A friend wanted to do an exhibit of my best photos and I put together a slide sheet that contained my favorite images from Tibet, Latin America, Siberia, and so on. My daughter was an infant and my life was chaotic and somehow, I still don't know and probably never will, that slide sheet (perhaps tucked into newspapers being recycled) was lost. I searched for them for years. I couldn't believe they were lost. In some sense I still keep thinking they will show up. Along the way I gave up the idea of sharing any of these images, especially black and whites from Mexico, with the world.

The heart went out of it for me. Writing seemed easier to hold on to. The visual felt more transitory. I could hold an indea in my head. But not a picture. Still I had the pictures and also had begun the drawings. I had no idea what to do with them. Then a year ago, during my sabbatical, that a friend suggested I find a way to preserve and combine the visual work I do with my writing. It was also around that time that I shared with my daughter some of my photos she had never seen from the late 70's. She also encouraged me to digitalize this work.

So for the past several months, I have been going to a copy shop and having various images that appear in this blog scanned. Then this past weekend my husband, who knew I had many things I left that I wanted to preserve, bought me a scanner and it has become a new toy. But more than that it has given me a way to archive, and remember, some of the work from decades ago. I spent a lot of time this weekend, going through portfolios of photographs, slides, drawings, some from thirty years ago.

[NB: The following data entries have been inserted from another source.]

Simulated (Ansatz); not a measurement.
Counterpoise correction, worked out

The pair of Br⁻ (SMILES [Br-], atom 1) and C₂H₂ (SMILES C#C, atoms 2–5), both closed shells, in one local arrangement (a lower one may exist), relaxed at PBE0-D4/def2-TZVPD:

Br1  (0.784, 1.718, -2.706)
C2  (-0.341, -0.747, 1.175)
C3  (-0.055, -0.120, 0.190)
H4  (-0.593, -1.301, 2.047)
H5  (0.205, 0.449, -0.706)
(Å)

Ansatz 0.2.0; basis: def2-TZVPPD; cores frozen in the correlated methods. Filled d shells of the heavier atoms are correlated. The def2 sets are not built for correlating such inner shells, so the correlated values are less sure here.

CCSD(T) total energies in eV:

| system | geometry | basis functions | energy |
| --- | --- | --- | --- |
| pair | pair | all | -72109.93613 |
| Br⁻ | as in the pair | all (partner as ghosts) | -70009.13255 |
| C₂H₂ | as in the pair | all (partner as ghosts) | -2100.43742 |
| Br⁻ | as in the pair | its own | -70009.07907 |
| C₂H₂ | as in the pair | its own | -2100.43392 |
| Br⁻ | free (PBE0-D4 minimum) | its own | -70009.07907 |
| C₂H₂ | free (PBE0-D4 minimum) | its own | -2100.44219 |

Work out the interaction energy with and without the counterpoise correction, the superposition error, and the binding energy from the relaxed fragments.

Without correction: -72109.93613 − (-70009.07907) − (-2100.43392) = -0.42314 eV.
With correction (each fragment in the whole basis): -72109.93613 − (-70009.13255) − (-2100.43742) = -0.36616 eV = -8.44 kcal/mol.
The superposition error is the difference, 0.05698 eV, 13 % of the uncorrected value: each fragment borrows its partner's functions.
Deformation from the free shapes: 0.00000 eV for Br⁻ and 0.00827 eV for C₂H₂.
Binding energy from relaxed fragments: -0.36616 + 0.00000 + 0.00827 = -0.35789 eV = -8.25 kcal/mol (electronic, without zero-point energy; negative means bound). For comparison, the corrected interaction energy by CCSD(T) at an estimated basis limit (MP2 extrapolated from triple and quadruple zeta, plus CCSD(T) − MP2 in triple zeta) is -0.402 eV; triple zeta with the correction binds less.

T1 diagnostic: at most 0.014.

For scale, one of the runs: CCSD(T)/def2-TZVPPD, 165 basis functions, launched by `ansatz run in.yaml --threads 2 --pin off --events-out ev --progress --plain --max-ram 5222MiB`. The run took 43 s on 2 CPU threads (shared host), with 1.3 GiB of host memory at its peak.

It makes me remember my father. When he turned eighty, he called me, and said that he didn't know how he got to be so old. He told me that he'd had a dream the night before. He dreamt that he was a little boy and that it was the night before he moved with his family to Nashville where my grandfather took over a dry goods store which would, as with all my grandfather's other endeavors, fail.

In his dream he was sleeping between his very fat aunt and his very skinny uncle under a heavy cover. He told me how that whole night he was hot and couldn't breathe. And he thought the night would never end. Then in the morning his parents gathered them all together and they moved away. On the phone he began to cry. Then he said, "My whole life lives inside of me. I'm 80 years old and I remember everything."

Yesterday it seemed as if I was remembering everything too - all the journeys I've taken, the friends I've met, the stories I've heard. The people who have shared a part of themselves along the way. So I am sharing, and will be sharing more of them, here...

Sunday, November 1, 2009

DELAYED BY FROG: speaking in tongues

People often ask me why I travel where I do. Mainly to Europe and Latin America. The answer is really quite simple. I go where I do because I speak the language. Though I cursed it at the time, it helped that I had to take five language exams for my would-be doctorate in comparative literature. French, Italian, Spanish, a smattering of German. At one time I tried to learn Hebrew.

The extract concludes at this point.